Let It Go

  • by October 14, 2007
Laura Desmond, CEO of The Americas, a Starcom MediaVest Group, spoke about letting go. In addressing the methods marketers can use to reach the ad averse and those who will listen to ads if you make them relevant, she said marketers must give up control. "Let consumers incorporate your brand in their behavior."

There's a fine line between letting go and running amok, she said. But what she calls "easy advocacy," which provides a way for consumers to feedback and gives them sharing mechanisms, has benefited such brands as Jones Soda and Red Bull, for example.

I always find the fear of letting go or giving up control fascinating on a couple of levels. First, as a journalist, it never ceased to amaze me that public officials would try to hide information from the public. I'm talking about town health officials that would approve septic systems for favored developers but we all know the extent to which this kind of behavior can harm not only the officials themselves but, more importantly, society.
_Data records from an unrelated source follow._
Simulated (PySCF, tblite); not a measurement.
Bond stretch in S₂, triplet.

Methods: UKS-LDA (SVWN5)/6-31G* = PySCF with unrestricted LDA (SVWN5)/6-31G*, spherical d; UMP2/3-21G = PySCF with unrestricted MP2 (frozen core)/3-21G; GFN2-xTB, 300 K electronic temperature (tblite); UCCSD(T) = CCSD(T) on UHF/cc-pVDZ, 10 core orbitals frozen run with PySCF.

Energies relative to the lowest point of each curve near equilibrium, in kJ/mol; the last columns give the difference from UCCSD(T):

Next, one of my previous employers spent a great deal of time trying to manage information that would be available to the public. Of course, a local newspaper columnist was ever trying to dig into whatever it was we were trying to cover up. In all cases, there was no foul play involved. Nobody died. Yet, the few times when the college would provide interested journalists with enough information always led to better understanding of a situation that was more complex than the reporter knew. And, inevitably, the story, if reported, was far less intriguing to the general public.

Personally, as a mother of two teenage girls, I've found that the less I try to control their behavior, the more they control their own. This is pretty much a 180 from my own puberty, which was less than stellar.

Now, I watch brand marketers who try to guard marketing information so as to "keep it from competitors" get less publicity than those who love to share. Sharing information makes journalists and a public more interested and less inclined to wonder what is being left out. On Monday, Marketing Daily is running a great story on a new Ford Lincoln campaign. It is filled with details that make it a rich, engaging story that I'm sure other marketers will want to read.

There is also a brand story that you won't see in Marketing Daily on Monday because either the company sent out a release with a contact who "doesn't work on Friday -- really!) or because the company would not talk about its marketing plans for fear that a competitor would steal them.